Jan 16, 2010 | Willow Creek, OR
Jan 16, 2010

Part 1: The Circle

"You gonna kill anything today?" says a voice from outside my motel room at dawn.

"Just a part of myself," I should respond — but I don't know that yet, so I say nothing.

The voice belongs to one chucker hunter who is trash talking another by asking facetious hunting questions like is he going to kill anything today, when he knows very well they are both going to kill something and probably many things today because they are chucker hunters and they are here to hunt and kill chuckers.

Sometimes life will give you signs, and it is good if you can see them, because they can show you the way and prepare you for what is to come. The most important signs are usually not labeled, so they are like secret signs. They occur in the physical world, but they map your inner landscape, and they are made just for you. Since they are secrets, you cannot read them directly — instead you must use feeling and intuition to uncover their meaning.

The man at the motel asks me where I am going and I say south. He says that first I should go north to see the playa, and I say that maybe I will. He says that really, really, I should see the playa before leaving, and he smirks at me like there is something licentious waiting for me there. I ask if I can take his picture but he says no, and then I remember you can't take pictures of prophets.

So I drive 20 miles north on a dirt road to the playa, which is vast and desiccated and totally deserted, with flat cracked earth stretching on for miles. I see a blank sign and take the road it marks, which leads to the shore of the dried up lake. I walk out onto the playa and feel the earth. In my fingers it crumbles like feta cheese. Under my feet it is soft like a yoga mat. After a while I come to a piece of wood that points to the other side and seems to say 'this is the way.'

Soon I see a small white box sitting in the dirt. As I get closer I see it is a toilet, which is a very strange thing to find in the middle of a playa. Stuffed into the toilet and staring up at me is a coyote carcass, grimacing and terrible. Nearby, a piece of wood is separated from its shadow, which seems to say that something is about to change.

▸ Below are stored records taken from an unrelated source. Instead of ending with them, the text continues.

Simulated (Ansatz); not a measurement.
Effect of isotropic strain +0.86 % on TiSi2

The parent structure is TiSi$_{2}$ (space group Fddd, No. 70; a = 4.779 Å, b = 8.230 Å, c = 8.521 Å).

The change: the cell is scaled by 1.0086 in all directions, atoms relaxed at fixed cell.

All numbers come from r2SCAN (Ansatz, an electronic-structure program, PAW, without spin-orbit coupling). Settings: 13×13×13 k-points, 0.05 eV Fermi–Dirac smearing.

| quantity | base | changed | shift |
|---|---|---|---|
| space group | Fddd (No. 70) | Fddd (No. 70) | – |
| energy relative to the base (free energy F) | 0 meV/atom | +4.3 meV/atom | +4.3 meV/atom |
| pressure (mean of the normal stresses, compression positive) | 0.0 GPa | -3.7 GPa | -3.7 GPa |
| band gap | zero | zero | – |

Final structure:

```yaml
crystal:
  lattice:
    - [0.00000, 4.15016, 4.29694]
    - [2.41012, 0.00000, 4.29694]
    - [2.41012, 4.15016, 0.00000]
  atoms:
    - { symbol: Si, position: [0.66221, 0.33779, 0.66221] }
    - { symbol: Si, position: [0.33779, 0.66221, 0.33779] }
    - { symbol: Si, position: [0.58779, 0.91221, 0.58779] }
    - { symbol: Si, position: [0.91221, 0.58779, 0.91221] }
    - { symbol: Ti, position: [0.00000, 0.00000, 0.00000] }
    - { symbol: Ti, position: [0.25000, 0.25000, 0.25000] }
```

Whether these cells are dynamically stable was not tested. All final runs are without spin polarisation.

I go to get my car and drive onto the playa in a trance, speeding and swerving and covering my eyes just for the hell of it. I stop precisely at the center and get out. There is a huge and perfect circle drawn in the dirt. I walk into it, and my whole body starts to tingle, like some kind of invisible energy is rushing through me. I spin around several times, and try to understand what it is.

I think how the coyote toilet was the death of something shitty in me, something I no longer need that was brought into the open and conquered in solitude. I think how the playa is like my whole life, and that this circle is the halfway point. Into the circle run tire tracks in various formations. Behind me the tracks run in perfect parallel pairs. Ahead of me the tracks cross and change places and I wonder what this means. There are no tracks inside the circle. Behind me are the mountains, covered in snow and foreboding. Ahead of me is a low mesa, lit pink by the sun. Behind me is the past, the mountains like ancestors. Ahead of me is the rest of my life, with death on the other side of the mesa. I think about driving to the mesa but I don't do that, because before you can know your future you first have to live it, and for now it is enough to understand the landscape.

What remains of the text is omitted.